Regan’s death has now shone a global spotlight on ag-gag laws in Ontario, and people are even more motivated than before to see these dangerous laws challenged and struck down in court.
Celebrities are joining thousands of others to commemorate the life of animal rights activist Regan Russell, who was fatally struck by a transport truck at a slaughterhouse vigil in Canada last month.
Regan Russell, 65, was a lifelong animal rights activist. She died
fighting to expose the same practices that Ontario’s new ag-gag law, Bill
156, are trying to hide. On Friday, June 19, Russell was struck by a truck
at a slaughterhouse vigil organized by global activist network the Save
Movement. The incident came just two days after the province passed a
controversial new ag-gag bill designed to cover up animal cruelty on farms
and during transport. Today, leaders in the animal rights movement are
promising that Russell’s death will not be in vain and that her long-time
efforts to be a voice for animals will continue on.
From public proclamations by a prominent celebrity to a full-page newspaper
ad, renewing attention to Ontario’s ag-gag legislation, and rescuing animals
in her name, Russell’s nearly fifty years of activism for the animals is
certainly living on.
Award-winning actor and well-known animal activist Joaquin Phoenix recently
attended a vigil for Russell outside a Los Angeles slaughterhouse, where he
was photographed holding a sign displaying the now-popular hashtag
“#SavePigs4Regan.” In a statement published in part by various media outlets
late last week, Phoenix says, “While her tragic death has brought upon deep
sorrow in the Animal Save community, we will honor her memory by vigorously
confronting the cruelties she fought so hard to prevent by marching with
Black Lives, protecting Indigenous rights, fighting for LGBTQ equality, and
living a compassionate vegan life.” He also adds: “The Ontario government
can attempt to silence us with the passage of its ag-gag bill—Bill 156—but
we will never go away and we will never back down.”
Soon, the bill will make it highly illegal for Save Movement activists in
the province to bear witness to animals inside transport trucks—as they have
been doing for years—with fines of up to $15,000 for a first offense and up
to $25,000 for subsequent offenses. Bill 156 will also criminalize the
actions of groups like Direct Action Everywhere and Meat the Victims who
walk onto farms, document what they see, and share their findings.

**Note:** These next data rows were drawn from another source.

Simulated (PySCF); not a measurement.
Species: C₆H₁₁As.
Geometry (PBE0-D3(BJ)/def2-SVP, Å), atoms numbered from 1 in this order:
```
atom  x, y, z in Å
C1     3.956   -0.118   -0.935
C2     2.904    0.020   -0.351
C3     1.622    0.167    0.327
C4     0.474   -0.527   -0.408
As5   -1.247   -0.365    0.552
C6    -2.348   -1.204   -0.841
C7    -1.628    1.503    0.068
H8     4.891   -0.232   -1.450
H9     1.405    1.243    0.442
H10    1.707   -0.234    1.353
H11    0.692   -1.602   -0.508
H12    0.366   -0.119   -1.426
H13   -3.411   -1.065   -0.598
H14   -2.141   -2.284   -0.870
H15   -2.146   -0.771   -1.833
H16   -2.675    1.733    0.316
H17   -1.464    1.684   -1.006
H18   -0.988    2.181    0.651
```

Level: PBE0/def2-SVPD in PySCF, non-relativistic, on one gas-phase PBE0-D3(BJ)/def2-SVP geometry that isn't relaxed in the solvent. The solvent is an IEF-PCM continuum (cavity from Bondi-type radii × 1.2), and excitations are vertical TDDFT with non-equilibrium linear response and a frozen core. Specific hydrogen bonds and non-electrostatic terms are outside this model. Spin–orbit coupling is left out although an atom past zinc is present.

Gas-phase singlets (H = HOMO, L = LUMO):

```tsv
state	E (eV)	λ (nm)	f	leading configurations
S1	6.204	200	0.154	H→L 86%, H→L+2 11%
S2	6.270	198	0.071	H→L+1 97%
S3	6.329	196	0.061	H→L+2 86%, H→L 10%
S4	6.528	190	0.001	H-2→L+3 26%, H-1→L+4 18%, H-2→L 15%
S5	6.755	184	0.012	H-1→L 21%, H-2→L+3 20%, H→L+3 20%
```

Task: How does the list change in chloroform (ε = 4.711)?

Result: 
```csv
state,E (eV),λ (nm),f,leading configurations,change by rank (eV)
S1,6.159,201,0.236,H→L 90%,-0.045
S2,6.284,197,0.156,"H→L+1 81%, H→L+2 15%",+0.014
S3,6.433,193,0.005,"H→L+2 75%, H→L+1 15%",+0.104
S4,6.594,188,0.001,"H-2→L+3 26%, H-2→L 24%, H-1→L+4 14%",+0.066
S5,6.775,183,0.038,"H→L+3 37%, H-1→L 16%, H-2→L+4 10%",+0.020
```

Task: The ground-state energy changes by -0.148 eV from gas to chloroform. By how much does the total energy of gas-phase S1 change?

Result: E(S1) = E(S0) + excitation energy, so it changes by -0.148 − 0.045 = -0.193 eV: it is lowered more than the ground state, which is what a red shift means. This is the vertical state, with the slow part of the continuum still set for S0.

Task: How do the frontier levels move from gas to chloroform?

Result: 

According to Camille Labchuk, animal rights lawyer and executive director of
Animal Justice, Russell’s death has further fueled the fight against Bill
156. “Regan’s death has now shone a global spotlight on ag-gag laws in
Ontario, and people are even more motivated than before to see these
dangerous laws challenged and struck down in court,” she says. Labchuk
describes Bill 156 as “a massive violation of human rights laws, targeted
directly at people who stand up for animal rights.” She states that Animal
Justice will “fight to strike down Bill 156, and force the government to do
what it should have done all along—regulate and monitor animal welfare on
farms.”
Another group bringing attention to the plight of animals in the name of
Russell is PETA. The pioneering animal rights group recently ran a full-page
ad in the Toronto Sun in her honor. The ad includes a photo of a piglet
dying on a farm and reads, in part:
This is a real individual, with thoughts, fears, the ability to feel love for his mother, his friends, his life. He was raised in filth, treated as a “thing,” not a living, feeling being. He died slowly on the hard, filthy floor of a factory farm before he could be forced onto a truck, scared and confused—not even knowing what a truck was—and taken to his death in a place where blood and offal are spattered on the floor and walls and the smell of fear is everywhere.
The Save Movement’s founder Anita Krajnc says that social media attention
around Russell’s death has helped to recruit new members to the group, which
holds vigils and bears witness outside spaces of animal oppression all over
the world. “People are just so angry about what happened,” she says. “So
many more people came to the memorial vigils, and we’re recruiting them to
build a much, much bigger movement.” Krajnc believes that more people will
become more active now, inspired by Russell. She also notes a disturbing
lack of local and national news coverage of Russell’s death.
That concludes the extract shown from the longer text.